• Naga Pounding Song

    The different tribes in Nagaland have a wide repertoire of work songs that not only relieve the tedium of hard work but also help keep rhythm. Songs are often sung to accompany agricultural activities.

    Track Information : This work song is sung by Mon women to accompany the pounding of rice.
    Performer(s) : Konyak Naga women from Mon village, Nagaland.
    Collection : Umashankar

    Saora Work Song

    The Saora tribe of Eastern India are one of the most ancient. Their language is also called Saora and belongs to the Austro-Asiatic family. They are known to be very musical and most Saoras can compose songs. They dance on festive occasions, like most tribes in the area. Men and women dance together, accompanied by drumming and other instruments. Saora are, for the most part, settled in the states of Andhra Pradesh and Orissa.

    Track Information : The song describes a wife calling her husband in the early morning "get up and go to work!". It is sung by a group of Saora women accompanied by men on instruments - a two string fiddle and a wooden rasp.
    Performer(s) : Saora women singers
    Collection : Rolf Killius

    Ovi Grinding Songs

    Ovi are couplets sung in Marathi and can be sung for many manual operations such as sewing, grinding or even putting a child to sleep. Ovi sung for grinding, by women facing each other across a grinding stone, are a common form of Ovi. The form lent itself to expressions of Bhakti and devotion by famous saint poets such as Janabai.

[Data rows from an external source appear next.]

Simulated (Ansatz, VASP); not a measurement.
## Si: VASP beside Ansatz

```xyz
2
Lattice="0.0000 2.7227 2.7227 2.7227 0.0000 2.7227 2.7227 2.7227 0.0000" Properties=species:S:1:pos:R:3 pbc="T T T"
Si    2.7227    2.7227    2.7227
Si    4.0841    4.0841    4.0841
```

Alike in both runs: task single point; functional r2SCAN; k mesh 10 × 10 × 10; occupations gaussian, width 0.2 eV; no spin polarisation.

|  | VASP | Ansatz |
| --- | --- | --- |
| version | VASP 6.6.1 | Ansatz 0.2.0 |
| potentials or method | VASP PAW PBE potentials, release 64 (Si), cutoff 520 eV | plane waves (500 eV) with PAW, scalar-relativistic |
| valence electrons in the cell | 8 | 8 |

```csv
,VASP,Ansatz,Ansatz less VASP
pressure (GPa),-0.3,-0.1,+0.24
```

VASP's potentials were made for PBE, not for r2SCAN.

    Collection : Guy Poitevin

    Agricultural Songs

    Songs associated with agricultural activities have long been a part of a number of traditions followed in rural India. Essentially, they are work songs usually sung at the time of planting or harvesting. They also draw upon the images and metaphors such as the plough, wet clay and the young grain shoot swaying gracefully in the breeze. People give vent to their hopes, fears and aspirations through these songs.

  • Boatman's Songs

    The river and the boat have, for a long time, been common symbols with spiritual overtones. These folk songs are common in states where rivers form an integral part of the topography, especially Bengal. The idea of the 'Majhi' is not merely of a Boatman, he is also presented as a guide who leads you to the other side of the river, giving you a new direction in life. It is the simple and profound nature of these songs that make them truly unique.

    Chhad-Peta Songs from Comilla, Ba...

    Chhad-Peta songs are works songs related to roofing work done in the villages. They are sung in Bengali by male singers accompanied by instrumentation such as small bells, harmonium and percussion.